Editor’s Note: Personally, we tend to favor the B-1R version of the “Arsenal Plane” concept. Can you imagine?! Four F-119 motors on a Bone equipped with an AESA radar and turned into a bomb/missile-truck?! An absolutely wicked idea, if you ask us! This past week at the Air Warfare Symposium in Orlando, Florida, Secretary of the Air Force Deborah Lee James revisited the Arsenal Plane concept. It will be interesting to see if and how this concepts matures.
As first seen in DARPA “system of systems” promotion released last year, the video depicts an aircraft with an eight-engine Boeing B-52 bomber wing with the body of a Lockheed-Martin C-130 turboprop. The secretary’s outtake shows the aircraft launching a barrage of networked Raytheon Small Diameter Bomb II glide bombs at mobile enemy radar warning and air defense targets.
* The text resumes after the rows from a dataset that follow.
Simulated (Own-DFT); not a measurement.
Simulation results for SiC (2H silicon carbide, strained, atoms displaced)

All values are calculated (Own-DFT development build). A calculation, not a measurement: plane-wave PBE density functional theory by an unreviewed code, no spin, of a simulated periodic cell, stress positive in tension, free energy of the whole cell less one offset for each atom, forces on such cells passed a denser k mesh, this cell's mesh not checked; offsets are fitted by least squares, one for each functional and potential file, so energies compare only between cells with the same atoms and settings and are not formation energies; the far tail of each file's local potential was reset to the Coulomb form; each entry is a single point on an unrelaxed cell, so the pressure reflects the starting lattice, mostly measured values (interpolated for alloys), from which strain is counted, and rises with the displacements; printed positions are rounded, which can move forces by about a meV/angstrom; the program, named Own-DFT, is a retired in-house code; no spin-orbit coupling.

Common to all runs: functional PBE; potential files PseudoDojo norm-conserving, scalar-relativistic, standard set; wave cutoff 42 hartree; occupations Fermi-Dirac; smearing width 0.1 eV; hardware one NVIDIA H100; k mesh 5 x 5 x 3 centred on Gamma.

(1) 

This aircraft mash-up is relevant, because the Pentagon has not revealed whether its arsenal plane will be a re-purposed B-52 or a smaller cargo airplane like the C-130, or perhaps faster types like the C-17 or B-1B.
The cargo-bomber airplane concept appears to be unmanned since it doesn’t have a cockpit window, but does have a side cargo bay door. It’s not known if the arsenal plane – based on an old, re-purposed aircraft – will carry weapon specialists, similar to current AC-130 gunships.
“Of course, this is still a concept so there’s various artist’s renditions or videos that may attempt to show what this is like, but there has been no decision, per se, on the type of aircraft that would become this arsenal,” says James on 26 February, when asked about the image. “But I offered it up as an example of some of the creative thinking that is not only technology driven, but sometimes involves repurposing existing aircraft as concepts of operation.”
USAF chief of staff Gen Mark Welsh offered some additional insight, saying the choice of platform will depend on what types of weapons it will carry. It also depends on the size of those weapons, he says, and if the aircraft needs to get into position quickly.
“I think you can make arsenal platforms in near space, you can make arsenal platforms behind the battle lines, you could make a case for arsenal platforms in the battlespace,” says Welsh. “It just depends on what you’re trying to do, how much you can afford, and how you prioritize the effort.
“It’s just where you put it, how you access the weapons, when you need them, etcetera, and who’s actually calling for them. Is it another airborne platform, is it somebody on the ground? That’s the discussion we’re in right now. It’s going to be a fascinating discussion.”
The arsenal plane concept was revealed by US defense secretary Ashton Carter during his budget preview speech in Washington DC on February 2. It is run by the secretive Strategic Capabilities Office (SCO), which specializes in modifying old weapons into new capabilities.
The concept converts “one of our oldest aircraft platform” into a flying launchpad,” he says. It would be an “airborne magazine” that is networked with modern combat jets and potentially the Northrop Grumman B-21 bomber, which is designed as a “family of systems”.
The project is funded in the Pentagon’s “advanced innovative technologies” budget under a new, mostly-classified program labeled “alternative strike”. Almost $200 million has been dedicated to the project in fiscal year 2017, and flight demonstrations would start in late 2017 or 2018 and run through 2020.
In 2004, Boeing proposed a similar arsenal plane concept known as the B-1R – which stands for “regional” bomber.
According to a source, that concept would have greatly boosted the B-1B’s weapons capacity and installed an active electronically scanned array radar (AESA) to “attack multiple targets simultaneously in a jammed environment”. The aircraft’s engines would have been upgraded from the General Electric F101 to Pratt & Whitney F119 to achieve speeds of Mach 2.
The original article on FlightGlobal can be seen here.
(Featured photo graphic of the B-1R courtesy of combatace.com)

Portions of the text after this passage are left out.